Sophia Parafina

Improved Docker Container Integration with Java 10

Docker and Java

Many applications that run in a Java Virtual Machine (JVM), including data services such as Apache Spark and Kafka and traditional enterprise applications, are run in containers. Until recently, running the JVM in a container presented problems with memory and cpu sizing and usage that led to performance loss. This was because Java didn’t recognize that it was running in a container. With the release of Java 10, the JVM now recognizes constraints set by container control groups (cgroups). Both memory and cpu constraints can be used manage Java applications directly in containers, these include:

  • adhering to memory limits set in the container
  • setting available cpus in the container
  • setting cpu constraints in the container

Java 10 improvements are realized in both Docker for Mac or Windows and Docker Enterprise Edition environments.

Container Memory Limits

Until Java 9 the JVM did not recognize memory or cpu limits set by the container using flags. In Java 10, memory limits are automatically recognized and enforced.
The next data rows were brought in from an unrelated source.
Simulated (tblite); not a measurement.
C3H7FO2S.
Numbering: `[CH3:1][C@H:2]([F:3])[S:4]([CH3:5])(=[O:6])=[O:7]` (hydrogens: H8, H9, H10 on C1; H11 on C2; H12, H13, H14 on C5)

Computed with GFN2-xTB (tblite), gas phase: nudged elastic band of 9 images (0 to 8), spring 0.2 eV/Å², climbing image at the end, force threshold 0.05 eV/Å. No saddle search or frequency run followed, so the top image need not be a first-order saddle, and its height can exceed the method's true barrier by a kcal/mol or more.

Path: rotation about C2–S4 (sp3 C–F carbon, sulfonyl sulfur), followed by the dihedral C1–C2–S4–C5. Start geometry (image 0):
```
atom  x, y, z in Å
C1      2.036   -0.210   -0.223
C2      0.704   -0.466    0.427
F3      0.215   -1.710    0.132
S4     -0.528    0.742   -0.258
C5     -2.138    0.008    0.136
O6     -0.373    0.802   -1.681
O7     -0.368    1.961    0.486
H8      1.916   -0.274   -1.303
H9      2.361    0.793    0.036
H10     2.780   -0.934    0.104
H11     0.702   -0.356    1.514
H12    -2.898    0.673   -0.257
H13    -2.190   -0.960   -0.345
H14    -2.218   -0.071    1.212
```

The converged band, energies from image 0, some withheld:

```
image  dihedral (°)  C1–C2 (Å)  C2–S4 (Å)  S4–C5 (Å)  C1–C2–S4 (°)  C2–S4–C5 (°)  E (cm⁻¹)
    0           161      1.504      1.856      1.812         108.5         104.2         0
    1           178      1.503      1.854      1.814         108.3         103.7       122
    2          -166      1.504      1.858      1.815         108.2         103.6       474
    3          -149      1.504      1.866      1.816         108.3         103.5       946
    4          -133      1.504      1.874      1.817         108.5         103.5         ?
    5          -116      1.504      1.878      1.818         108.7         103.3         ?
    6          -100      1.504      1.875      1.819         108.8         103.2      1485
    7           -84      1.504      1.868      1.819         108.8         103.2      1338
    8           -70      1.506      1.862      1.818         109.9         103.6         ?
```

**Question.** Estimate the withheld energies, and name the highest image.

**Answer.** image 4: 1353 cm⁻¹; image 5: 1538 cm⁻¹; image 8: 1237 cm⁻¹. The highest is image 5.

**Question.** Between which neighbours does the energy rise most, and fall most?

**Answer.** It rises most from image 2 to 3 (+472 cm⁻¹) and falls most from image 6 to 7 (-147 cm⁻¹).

Java defines a server class machine as having 2 CPUs and 2GB of memory and the default heap size is ¼ of the physical memory. For example, a Docker Enterprise Edition installation has 2GB of memory and 4 CPUs. Compare the difference between containers running Java 8 and Java 10. First, Java 8:

docker container run -it -m512 --entrypoint bash openjdk:latest

$ docker-java-home/bin/java -XX:+PrintFlagsFinal -version | grep MaxHeapSize
    uintx MaxHeapSize                              := 524288000                          {product}
openjdk version "1.8.0_162"

The max heap size is 512M or ¼ of the 2GB set by the Docker EE installation instead of the limit set on the container to 512M. In comparison, running the same commands on Java 10 shows that the memory limit set in the container is fairly close to the expected 128M:

docker container run -it -m512M --entrypoint bash openjdk:10-jdk

$ docker-java-home/bin/java -XX:+PrintFlagsFinal -version | grep MaxHeapSize
   size_t MaxHeapSize                              = 134217728                                {product} {ergonomic}
openjdk version "10" 2018-03-20

Setting Available CPUs

By default, each container’s access to the host machine’s CPU cycles is unlimited. Various constraints can be set to limit a given container’s access to the host machine’s CPU cycles. Java 10 recognizes these limits:

docker container run -it --cpus 2 openjdk:10-jdk
jshell> Runtime.getRuntime().availableProcessors()
$1 ==> 2

All CPUs allocated to Docker EE get the same proportion of CPU cycles. The proportion can be modified by changing the container’s CPU share weighting relative to the weighting of all other running containers. The  proportion will only apply when CPU-intensive processes are running. When tasks in one container are idle, other containers can use the leftover CPU time. The actual amount of CPU time will vary depending on the number of containers running on the system. These can be set in Java 10:

docker container run -it --cpu-shares 2048 openjdk:10-jdk
jshell> Runtime.getRuntime().availableProcessors()
$1 ==> 2

The cpuset constraint sets which CPUs allow execution in Java 10.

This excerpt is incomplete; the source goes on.